The Henricksons are, if nothing else, a really good family. They look out for each other and take care of each other. They try to mediate their conflicts to preserve their love for each other. And they figure out how to face the challenges of raising many, many children alongside each other.
In short, Big Love couches all of its religious ideas inside of something TV has always tried to sell: the ideal family, where everybody loves each other. It's the kind of family we might wish we could belong to, even if we're more or less happy with our own. And by joining the Henricksons for episode after episode, we do feel like a part of their little tribe.
But joining them also makes us privy to the kind of belief most of us will simply never hold. This kind of fundamentalist religion relies on giving up so much of what we might love about the modern world — from feminism to embracing our unique sexualities to watching television shows like Big Love — that few of us are likely to dive into it wholesale.

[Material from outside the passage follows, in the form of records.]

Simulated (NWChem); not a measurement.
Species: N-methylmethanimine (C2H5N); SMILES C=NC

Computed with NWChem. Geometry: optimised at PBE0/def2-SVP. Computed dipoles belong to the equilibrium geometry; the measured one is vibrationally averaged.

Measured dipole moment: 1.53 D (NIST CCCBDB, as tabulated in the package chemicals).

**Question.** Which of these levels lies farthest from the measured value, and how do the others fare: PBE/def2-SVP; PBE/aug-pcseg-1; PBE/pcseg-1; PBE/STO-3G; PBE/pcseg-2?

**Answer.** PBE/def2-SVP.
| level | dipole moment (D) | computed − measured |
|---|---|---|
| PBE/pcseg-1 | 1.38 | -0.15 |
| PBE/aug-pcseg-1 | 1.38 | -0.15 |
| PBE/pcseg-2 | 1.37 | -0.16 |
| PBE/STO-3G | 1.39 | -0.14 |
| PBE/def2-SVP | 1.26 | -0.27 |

But by equating religion with family, Big Love makes it easier to understand why it can be so hard to leave faith behind. After all, why would you ever leave your family, especially a really good one? Over the course of the series, a few characters at least flirt with the idea of leaving the church, simply because of how seriously their own personal growth is being stymied. But we're shown what happens when they do — they're left with no support systems at all, fending for themselves in a world that can't quite understand who they are.
Consequently, it's always been easy to write off Big Love as a show about cultists — because it sort of is. But its view of religion is open enough to admit that people still get something out of believing in something bigger than themselves, that the structures and hierarchies the church provides don't easily track with any other social institution, even if those structures and hierarchies are prone to abuse.
Big Love is not a perfect TV show — its fourth season, in particular, is awful — but in its best moments (and especially those first three seasons), it suggests that the way pop culture often writes off the religious is unacceptable. Those who believe are just as worthy of empathy and understanding as any of us, and Big Love, in its own way, affords them that.